Menu
Amazon Simple Storage Service
API Reference (API Version 2006-03-01)

SELECT Object Content (Preview)

Preview Program

This feature is only available as part of a Preview program and is subject to change at any time. If you are interested in participating in the Preview program, see Preview Request Form.

During the Preview program, this feature will only be available in the following regions: US East (N. Virginia), US East (Ohio), US West (Oregon), Asia Pacific (Singapore) and EU (Ireland).

During the Preview program, the following features are either not supported or are only partially supported:

  • Encryption: Objects that are encrypted at rest are not supported.

  • Compression: Only GZIP compression is supported.

  • Format: Only CSV and JSON formats are supported.

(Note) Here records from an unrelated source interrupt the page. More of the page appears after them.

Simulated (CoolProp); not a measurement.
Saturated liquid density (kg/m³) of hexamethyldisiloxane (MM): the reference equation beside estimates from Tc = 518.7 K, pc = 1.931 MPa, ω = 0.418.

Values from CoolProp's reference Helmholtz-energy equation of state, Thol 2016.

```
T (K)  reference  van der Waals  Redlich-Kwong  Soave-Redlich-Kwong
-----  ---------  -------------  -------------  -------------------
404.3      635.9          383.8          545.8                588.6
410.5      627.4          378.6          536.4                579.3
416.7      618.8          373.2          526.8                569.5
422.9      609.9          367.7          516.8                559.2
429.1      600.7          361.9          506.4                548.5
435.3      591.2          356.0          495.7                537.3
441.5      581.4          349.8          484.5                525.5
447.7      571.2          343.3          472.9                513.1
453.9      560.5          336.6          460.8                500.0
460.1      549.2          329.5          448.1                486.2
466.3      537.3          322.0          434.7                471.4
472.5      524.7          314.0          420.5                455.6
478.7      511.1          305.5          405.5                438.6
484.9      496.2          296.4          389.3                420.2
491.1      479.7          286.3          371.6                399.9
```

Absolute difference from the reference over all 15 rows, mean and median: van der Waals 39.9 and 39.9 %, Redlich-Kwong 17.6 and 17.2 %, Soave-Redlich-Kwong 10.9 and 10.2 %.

  • Encoding: Only UTF-8 encoding is supported.

Description

Retrieves object content based on an SQL expression. In the request, along with the SQL expression, you must also specify a data serialization format (JSON, CSV) of the object. Amazon S3 uses this to parse object data into records and returns only records that match the specified SQL expression. In addition, you can specify the data serialization format for the response.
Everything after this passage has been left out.